VoxCPM2
VoxCPM2 is a 2B-parameter, tokenizer-free diffusion-autoregressive TTS model from OpenBMB. It synthesises 48 kHz studio-quality audio in 30 languages with three production modes: zero-shot, single-reference voice cloning, and natural-language voice design ("a young female voice, warm and gentle"). On Apple Silicon it runs natively via MLX in bf16, int8, or int4 — the int8 bundle round-trips through Qwen3-ASR with 0% WER on the 8-sentence test harness and ~RTF 1.0.
What it is
- 48 kHz output — the only on-device engine in this stack with studio sample rate. Every other TTS module maxes at 24 kHz.
- Voice design — natural-language style control:
--voxcpm2-instruct "young female voice, warm and gentle". None of the other engines expose this. - Voice cloning — single-reference cloning from a 16 kHz clip; "ultimate cloning" (reference audio + transcript) for prosody preservation.
- 30 languages — English, Chinese, Indonesian, Japanese, Korean, and more. Auto-detected from text.
- Apache 2.0 — model weights inherit upstream openbmb licence; our Swift port is the same.
Architecture
Five cooperating components produce a 48 kHz waveform:
| Component | Description |
|---|---|
| MiniCPM-4 base LM | 28-layer MiniCPM-4 with LongRoPE, GQA (16 Q / 2 KV heads, 128 head dim), and SwiGLU MLP. Conditions on text tokens + audio latents. |
| Residual LM | 8-layer MiniCPM-4 variant without rotary embeddings. Refines the base LM hidden state per generated audio patch. |
| FSQ + Local DiT estimator | Scalar-quantised hidden states drive a 12-layer Diffusion Transformer (V2) operating on 64-dim audio latents in patches of 4. CFG-zero-star Euler solver, 10 timesteps default. |
| AudioVAE V2 | Causal convolutional decoder. Reads 16 kHz reference audio + emits 48 kHz waveform (3× upsample baked in). |
| Stop head | Per-step binary classifier on the LM hidden state. Argmax = 1 ends generation after minTokens patches. |
Bundles
Three quantisation variants, all converted from upstream PyTorch via the openbmb/VoxCPM2 checkpoints. Quantisation applies to the Linear projections inside the LM / residual LM / DiT estimator / projection heads; the AudioVAE vocoder stays at fp16/bf16 because quantising it hurts audio quality.

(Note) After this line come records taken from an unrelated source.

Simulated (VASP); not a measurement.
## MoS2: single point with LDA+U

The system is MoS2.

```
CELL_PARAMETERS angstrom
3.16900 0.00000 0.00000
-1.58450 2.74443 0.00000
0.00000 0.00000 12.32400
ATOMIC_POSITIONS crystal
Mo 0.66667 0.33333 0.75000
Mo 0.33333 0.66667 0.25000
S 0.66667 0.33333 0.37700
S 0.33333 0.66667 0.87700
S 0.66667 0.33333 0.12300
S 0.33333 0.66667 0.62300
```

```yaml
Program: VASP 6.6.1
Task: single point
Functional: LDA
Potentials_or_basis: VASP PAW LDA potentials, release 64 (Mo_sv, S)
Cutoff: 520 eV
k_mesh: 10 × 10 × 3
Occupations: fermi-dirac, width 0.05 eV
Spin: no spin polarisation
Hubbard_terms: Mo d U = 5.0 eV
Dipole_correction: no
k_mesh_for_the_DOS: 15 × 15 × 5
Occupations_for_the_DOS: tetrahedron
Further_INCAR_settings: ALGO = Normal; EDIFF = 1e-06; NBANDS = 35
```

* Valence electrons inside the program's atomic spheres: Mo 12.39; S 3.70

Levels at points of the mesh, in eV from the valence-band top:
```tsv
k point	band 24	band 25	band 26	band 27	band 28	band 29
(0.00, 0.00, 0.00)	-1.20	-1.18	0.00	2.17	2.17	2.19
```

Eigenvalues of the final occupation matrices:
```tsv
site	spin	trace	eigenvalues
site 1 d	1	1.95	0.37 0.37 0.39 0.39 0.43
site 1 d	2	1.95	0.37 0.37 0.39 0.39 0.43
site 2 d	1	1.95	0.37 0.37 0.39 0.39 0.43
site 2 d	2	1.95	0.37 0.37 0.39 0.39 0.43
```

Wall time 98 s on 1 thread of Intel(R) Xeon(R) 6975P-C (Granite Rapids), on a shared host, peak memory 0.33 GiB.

| Bundle | Quantisation | Size | HuggingFace |
|---|---|---|---|
| bf16 | None (reference) | ~5.0 GB | aufklarer/VoxCPM2-MLX-bf16 |
| int8 | MLX QuantizedLinear, group size 64 | ~3.0 GB | aufklarer/VoxCPM2-MLX-int8 |
| int4 | MLX QuantizedLinear, group size 64 | ~1.9 GB | aufklarer/VoxCPM2-MLX-int4 |
Round-trip ASR (Qwen3-ASR 0.6B, 8-sentence harness, M-series Apple Silicon):
| Variant | WER | RTF |
|---|---|---|
| bf16 | 2.04 % | 1.38 |
| int8 | 0.00 % | 1.02 |
| int4 | 4.08 % | 0.83 |
int8 is the recommended default — it matches the upstream Python pipeline bit-for-bit on the LM path while being faster and 40 % smaller than bf16. int4 is the smallest bundle with acceptable WER for casual use.
Quick start
import VoxCPM2TTS
let tts = try await VoxCPM2TTSModel.fromPretrained() // defaults to bf16
let audio = try await tts.generate(text: "Hello from VoxCPM2.", language: "english")
// audio: [Float] at 48 kHz mono
Pass an explicit model ID to pick the int8 / int4 bundle:
let tts = try await VoxCPM2TTSModel.fromPretrained(
modelId: "aufklarer/VoxCPM2-MLX-int8"
)
Voice design (instruction-driven)
Pass a natural-language style description; the model conditions synthesis on it without a reference audio sample:
let audio = try await tts.generateVoxCPM2(
text: "Welcome to the show.",
instruct: "A young woman, gentle and warm voice."
)
Voice cloning
Single-reference cloning from a 16 kHz mono clip:
let ref = try AudioFileLoader.load(url: URL(fileURLWithPath: "speaker.wav"),
targetSampleRate: 16000)
let audio = try await tts.generateVoxCPM2(
text: "This is a cloned voice.",
refAudio: ref
)
Ultimate cloning — pass both reference audio and the matching transcript so the LM can also condition on the lexical context, preserving prosody and accent more faithfully:
let audio = try await tts.generateVoxCPM2(
text: "Hello from the cloned voice.",
refAudio: ref,
promptText: "this is what the reference clip actually said",
promptAudio: ref
)
CLI
speech speak "Hello there." \
--engine voxcpm2 \
--voxcpm2-variant int8 \
--output hello.wav
# Voice design
speech speak "Welcome to the show." \
--engine voxcpm2 \
--voxcpm2-instruct "A young woman, gentle and warm voice." \
--output design.wav
# Voice cloning
speech speak "This is a cloned voice." \
--engine voxcpm2 \
--voice-sample speaker.wav \
--output clone.wav
Flags: --voxcpm2-variant {bf16,int8,int4}, --voxcpm2-instruct, --voxcpm2-ref-audio, --voxcpm2-prompt-audio + --voxcpm2-prompt-text, --voxcpm2-cfg-value, --voxcpm2-timesteps, --voxcpm2-max-tokens, --voxcpm2-min-tokens, --seed for reproducible synthesis.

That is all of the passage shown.